EX-99.3 4 supplementalindenture.htm SUPPLEMENTAL INDENTURE AGREEMENT Supplemental Indenture




FIRST SUPPLEMENTAL INDENTURE


THIS SUPPLEMENTAL INDENTURE (the “First Supplemental Indenture”) is dated as of November 4, 2015.


BETWEEN:


RENAISSANCE OIL CORP. a corporation organized under the laws of the Province of British Columbia (the “Corporation”),


- and –


COMPUTERSHARE TRUST COMPANY OF CANADA, a trust company existing under the laws of Canada and authorized to carry on business in all provinces of Canada (the “Warrant Agent”)


WHEREAS the Corporation and the Warrant Agent are parties to a warrant indenture dated October 6, 2015 (the “Indenture”) for the issuance of up to 100,000,000 Warrants (as defined herein);


AND WHEREAS Section 8.1(g) of the Indenture provides for the creation of indentures supplemental to the Indenture for the purpose of providing for the issuance of additional Warrants under the Indenture;


AND WHEREAS on the date hereof the Corporation is will be issuing up to an additional 7,000,000 Warrants under the Indenture;


AND WHEREAS pursuant to a subsequent directors’ resolution dated November 3, 2015, the directors of the Corporation approved the issuance of the additional 7,000,000 Warrants and duly authorized the execution and delivery of this First Supplemental Indenture and all things necessary to make this First Supplemental Indenture a valid and binding agreement of the Corporation, in accordance with its terms, have been done.

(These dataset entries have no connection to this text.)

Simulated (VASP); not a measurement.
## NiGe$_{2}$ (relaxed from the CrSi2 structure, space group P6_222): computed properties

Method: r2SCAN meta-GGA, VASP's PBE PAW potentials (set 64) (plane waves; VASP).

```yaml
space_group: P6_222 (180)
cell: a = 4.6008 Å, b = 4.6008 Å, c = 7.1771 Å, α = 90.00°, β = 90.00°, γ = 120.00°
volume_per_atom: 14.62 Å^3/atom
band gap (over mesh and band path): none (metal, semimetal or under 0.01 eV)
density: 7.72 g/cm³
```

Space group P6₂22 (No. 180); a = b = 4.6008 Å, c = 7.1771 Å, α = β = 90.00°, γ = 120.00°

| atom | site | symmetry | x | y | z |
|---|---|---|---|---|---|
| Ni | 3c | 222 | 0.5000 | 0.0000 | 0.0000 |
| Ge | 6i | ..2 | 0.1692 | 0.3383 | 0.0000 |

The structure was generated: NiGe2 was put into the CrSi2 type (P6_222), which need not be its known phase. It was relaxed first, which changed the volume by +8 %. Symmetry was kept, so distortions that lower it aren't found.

AND WHEREAS the foregoing recitals are made as representations and statements of fact by the Corporation and not by the Warrant Agent;


AND WHEREAS the Warrant Agent has agreed to enter into this Supplemental Warrant Indenture and to hold all rights, interests and benefits contained herein for and on behalf of those persons who become holders of Warrants issued pursuant to the Warrant Indenture as modified by this Supplemental Warrant Indenture from time to time


NOW THEREFORE THIS FIRST SUPPLEMENTAL INDENTURE WITNESSES that in consideration of the premises and mutual covenants hereinafter contained and other good and valuable consideration, the receipt and sufficiency of which is hereby acknowledged, the parties hereto covenant and agree as follows:


1.0

DEFINITIONS


Subject to Section 3 hereof, all capitalized terms used but not defined in this First Supplemental Indenture have the meanings ascribed to such terms in the Indenture.


2.0

TO BE READ WITH INDENTURE


2.1

This First Supplemental Warrant Indenture is supplemental to the Indenture and the Indenture shall henceforth be read in conjunction with this First Supplemental Warrant Indenture and all the provisions of the Indenture, except only insofar as the same may be inconsistent with the express provisions hereof, shall apply and have the same effect as if all the provisions of the Indenture and of this First Supplemental Warrant Indenture were contained in one instrument and the expressions used herein shall have the same meaning as is ascribed to the corresponding expressions in the Indenture.


2.2

On and after the date hereof, each reference to the Indenture, as amended by this First Supplemental Warrant Indenture, “this indenture”, “herein”, “hereby”, and similar references, and each reference to the Indenture in any other agreement, certificate, document or instrument relating thereto, shall mean and refer to the Indenture as amended hereby. Except as specifically amended by this First Supplemental Warrant Indenture, all other terms and conditions of the Indenture shall remain in full force and unchanged.


2.3

The following section 2.1.1 is hereby added immediately following section 2.1 of the Indenture:


2.1.1

Issue of Additional Warrants


A total of up to 7,000,000 Warrants, in addition to those Warrants set out in Section 2.1 above, entitling the registered holders thereof to acquire an aggregate of up to 7,000,000 Common Shares are hereby created and authorized to be issued hereunder at the Exercise Price and upon the terms and conditions herein set forth.  By written order of the Corporation, the Warrant Agent shall deliver Warrant Certificates to Registered Warrantholders and record the name of the Registered Warrantholders on the Warrant register. Registration of interests in Warrants held by the Depository may be evidenced by a position appearing on the register for Warrants of the Warrant Agent for an amount representing the aggregate number of such Warrants outstanding from time to time.”


2.4

For the purposes of the Warrants issued pursuant to this First Supplemental Indenture, the Closing Date (as defined in the Indenture) shall be November 4, 2015.


3.0

GENERAL


3.1

The Indenture shall be and continue to be in full force and effect, unamended, except as provided herein, and the Corporation hereby confirms the Indenture in all other respects.


3.2

This First Supplemental Warrant Indenture shall be governed by and be construed in accordance with the laws of the Province of British Columbia and shall be binding upon the parties hereto and their respective successors and assigns.


3.3

This First Supplemental Warrant Indenture may be simultaneously executed in several counterparts, each of which when so executed shall be deemed to be an original and such counterparts together shall constitute one and the same instrument and notwithstanding their date of execution shall be deemed to bear the date set out at the top of the first page of this First Supplemental Warrant Indenture.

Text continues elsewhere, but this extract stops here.